What starts as a secure bank robbery quickly becomes a pulsating chase through the streets of Los Angeles with the tough-broad EMT Cam (Eiza González) trying to keep alive the admittedly annoying cop (Jackson White) whom Will shot in a fit of anxiety. The film builds its twists on moments of luck and ingenuity, roping in a dazzling array of characters — from the cartel members Danny relies on to evade the authorities to FBI agent Anson Clark (Keir O’Donnell), whom Danny went to college with after his father urged him to take criminal-profiling classes in order to better understand the minds that would one day be eager to thwart him. Ambulance builds its emotional life on the ragged link between Danny and Will, juxtaposing their differences at every turn. Danny is beguiling with a hair-trigger temper. Will is stoic and caring, disposed to put his life on the line for his very own hostages.

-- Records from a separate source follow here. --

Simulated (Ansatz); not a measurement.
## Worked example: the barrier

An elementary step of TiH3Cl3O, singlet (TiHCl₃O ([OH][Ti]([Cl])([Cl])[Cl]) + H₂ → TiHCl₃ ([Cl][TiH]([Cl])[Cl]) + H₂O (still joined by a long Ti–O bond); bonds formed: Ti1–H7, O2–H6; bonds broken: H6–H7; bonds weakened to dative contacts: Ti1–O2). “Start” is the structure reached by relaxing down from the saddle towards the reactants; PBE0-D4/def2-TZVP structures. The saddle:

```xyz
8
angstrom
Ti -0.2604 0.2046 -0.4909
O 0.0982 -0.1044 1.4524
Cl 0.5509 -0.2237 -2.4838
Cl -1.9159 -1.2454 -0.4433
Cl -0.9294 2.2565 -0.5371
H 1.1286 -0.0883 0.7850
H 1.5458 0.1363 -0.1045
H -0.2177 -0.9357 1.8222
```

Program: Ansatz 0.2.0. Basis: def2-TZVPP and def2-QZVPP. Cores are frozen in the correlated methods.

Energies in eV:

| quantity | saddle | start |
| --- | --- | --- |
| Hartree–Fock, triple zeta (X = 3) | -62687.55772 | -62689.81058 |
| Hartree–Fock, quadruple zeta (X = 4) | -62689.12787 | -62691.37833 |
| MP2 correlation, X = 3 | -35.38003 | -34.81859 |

The characterization doesn’t always sing, especially when you clock the discomfiting exaltation of the armed forces that anchors the story or the fact that the chemistry between Gyllenhaal and Abdul-Mateen doesn’t always hit. When Cam is introduced, it becomes clear just what kind of female character we’re faced with. She’s an EMT who can lovingly aid a young girl with a fence spoke piercing her abdomen, as the groan of metal on metal fills the air, and then want to eat enchiladas in the next breath. She’s rough-hewn and no-nonsense in that effortlessly beautiful way expected of actresses of this range — relatively young, pretty in a way that seems algorithmically designed — who have yet to prove what they can do. Here, she’s gentle when she really needs to be steely. But at its best, Ambulance is brimming with a visual brio that infuses its car crashes, chases, and bevy of explosions with delight.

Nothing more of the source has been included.